Around many of the threads on this platform where we touched on anything related to “smart cities”, there’s a couple of questions along the lines of “how bad is it, really”. Below there’s an example I just stumbled over, which to me seems to be reasonably representative for what the current state of affairs is.
However, before diving in, here’s a thing I’d be really interested in: If you know first hand (or really, really credibly second hand) of the way that decisions around smart cities have been made or are being made in municipalities around the world, could you share the examples? Feel free to leave out any names that might implicate anyone or cause them trouble; this is just meant to collect more examples.

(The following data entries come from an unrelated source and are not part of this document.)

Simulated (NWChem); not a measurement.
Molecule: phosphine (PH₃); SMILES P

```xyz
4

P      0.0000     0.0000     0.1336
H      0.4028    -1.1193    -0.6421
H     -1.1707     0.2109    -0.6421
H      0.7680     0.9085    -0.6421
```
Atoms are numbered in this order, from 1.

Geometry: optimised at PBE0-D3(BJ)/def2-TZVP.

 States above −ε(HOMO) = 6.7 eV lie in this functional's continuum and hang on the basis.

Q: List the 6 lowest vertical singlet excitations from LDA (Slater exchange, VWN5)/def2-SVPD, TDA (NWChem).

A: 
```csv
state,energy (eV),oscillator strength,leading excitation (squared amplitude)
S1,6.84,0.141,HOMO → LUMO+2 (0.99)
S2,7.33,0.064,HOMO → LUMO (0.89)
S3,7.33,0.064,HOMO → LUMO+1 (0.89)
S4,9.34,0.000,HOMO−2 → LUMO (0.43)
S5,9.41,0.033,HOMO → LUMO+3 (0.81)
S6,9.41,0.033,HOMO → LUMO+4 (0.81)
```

So here goes: A few months old (and in German), but two points of view that I’ll just offer side by side as they pretty much sum up the state of play in smart cities these days.
For context, this is about a smart city partnership in which Huawei implement their technologies in Duisburg, a mid-sized German city with a population of about 0.5 million. The (apparently non-binding) partnership agreement includes Smart Government (administration), Smart Port Logistics, Smart Education (education & schools), Smart Infrastructure, 5G and broadband, Smart Home, and the urban internet of things.
Note: The quotes and paraphrases are roughly translated from the original German article.
Jan Weidenfeld from the Marcator Institute for China Studies:
“As a city administration, I’d be extremely cautious here.” China has a fundamentally different societal system, and a legal framework that means that every Chinese company, including Huawei, is required to open data streams to the communist party. (…)
Weidenfeld points out that 5 years ago, when deliberations about the project began, China was a different country than it is today. At both federal and state levels, the thinking about China has evolved. (…)
“Huawei Smart City is a large-scale societal surveillance system, out of which Duisburg buys the parts that are legally fitting - but this context mustn’t be left out when assessing the risks.”
Anja Kopka, media spokesperson for the city of Duisburg:
The city of Duisburg doesn’t see “conclusive evidence” regarding these security concerns.The data center meets all security requirements for Germany, and is certified as such. “Also, as a municipal administration we don’t have the capacity to reliably assess claims of this nature.” Should federal authorities whose competencies include assessing such issues provide clear action guidelines for dealing with Chinese partners in IT, then Duisburg will adapt accordingly.
The translation is a bit rough around the edges, but I think you’ll get the idea:
We have experts warning, but the warnings are of such a structural nature that they’re kinda of to big and obvious to prove. Predators will kill other animals to eat.
By the time abuse or any real issue can be proven, it’d be inherently to late to do anything about it. We have a small-ish city administration that knows perfectly well that they don’t have the capacity to do their due diligence, so they just take their partners’ word for it.
The third party here, of course, being a global enterprise with an operating base in a country that has a unique political and legal system that in many ways isn’t compatible with any notion of human rights, let alone data rights, that otherwise would be required in the European Union.
And it’s along these two axes — imbalance of size and incompatibility of culture — that I think we see the most interesting, and most potentially devastating conflicts:
- A giant corporation runs circles around a small-to-mid sized city. I think it’s fair to assume that only because of Chinese business etiquette was the CFO of one of Huawei’s business units even flown out to Duisburg to sign the initial memorandum of understanding with Duisburg’s mayor Sören Link. The size and power differential is so ridiculous that it might just as well have been the Head of Sales EMEA or some other mid-level manager that took that meeting. After all, for Chinese standards, a city of a population of a half-million wouldn’t even considered a third tier city. Talk about an uneven playing field.
- The vast differences of (for lack of a better word, and broadly interpreted) culture in the sense of business realities and legal framework and strategic thinking between a large corporation with global ambitions and backed by a highly centralized authoritarian state on one side, and the day-to-day of a German town are overwhelming. So much so, that I don’t think that the mayor of Duisburg and his team are even aware of all the implicit assumptions and biases they bring to the table.
And it’s not an easy choice at some level: Someone comes in and offers much needed resources that you need and don’t have any chance to get, desperation might force you to make some sub-prime decisions. But this comes at a price — the question is just how bad that price will be over the long term.
I’m not convinced that any smart city of this traditional approach is worth implementing, or even might be worth implementing; probably not. But of all the players, the one backed by a non-democratic regime with a track record of mass surveillance and human rights violations is surely at the bottom of the list.